Giancarlo Giorgetti, the Lega elder statesman and Italy’s ‘shadow’ premier, stated on Tuesday night that if the spreads rise to 400 - from the current ‘amber’ zone of 322  - it will erode the balance sheets of the banks and force government intervention. “Recapitalization will be needed. We will have to act quickly,” he said.

This was interpreted by the EU and by many in the markets to mean that Italy is nervous and will rescind its fiscal plans if pushed hard enough. Lega sources tell me the exact opposite: that the coalition will not stand idly by if the EU tries to engineer a credit squeeze that slowly asphyxiates the real economy.  “We’re no longer supine and submissive when it comes to Europe,” said Mr Giorgetti.

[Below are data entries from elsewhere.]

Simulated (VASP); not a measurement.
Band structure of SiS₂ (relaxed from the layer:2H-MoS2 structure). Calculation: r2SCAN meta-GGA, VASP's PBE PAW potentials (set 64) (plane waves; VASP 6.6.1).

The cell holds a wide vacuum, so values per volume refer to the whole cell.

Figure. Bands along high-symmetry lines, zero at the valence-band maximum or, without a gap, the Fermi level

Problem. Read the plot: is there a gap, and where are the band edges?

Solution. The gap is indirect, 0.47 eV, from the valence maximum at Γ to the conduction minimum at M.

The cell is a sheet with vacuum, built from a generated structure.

They will take a leaf from the US Treasury’s 2008 ‘TARP’ programme, which involved buying $105bn of prefered stock in eight Americans banks. This was painful for bank shareholders but it greatly reduced the intensity of the credit crunch for borrowers and business.

Above all, the Lega and the Five Star ‘Grillini’ have learned the lesson of Greece: that the eurozone’s enforcement tool is to dial down liquidity for the banking system until the ATM machines run out of money. Once you go down that path you are doomed. Brussels will run the clock on you.

My guess is that if the coalition reaches the point of a home-grown ‘TARP’ for the banks in defiance of the EU’s banking rules, it is a natural progression for them to activate their  ‘minibot’ scheme for a parallel currency when needed.

This is a form of scrip to pay state contractors and household rebates, useable for tax purposes. It is what California did in 2008 to inject liquidity, with the crucial difference that the minibot is also designed to be self-defence instrument and a lira in waiting.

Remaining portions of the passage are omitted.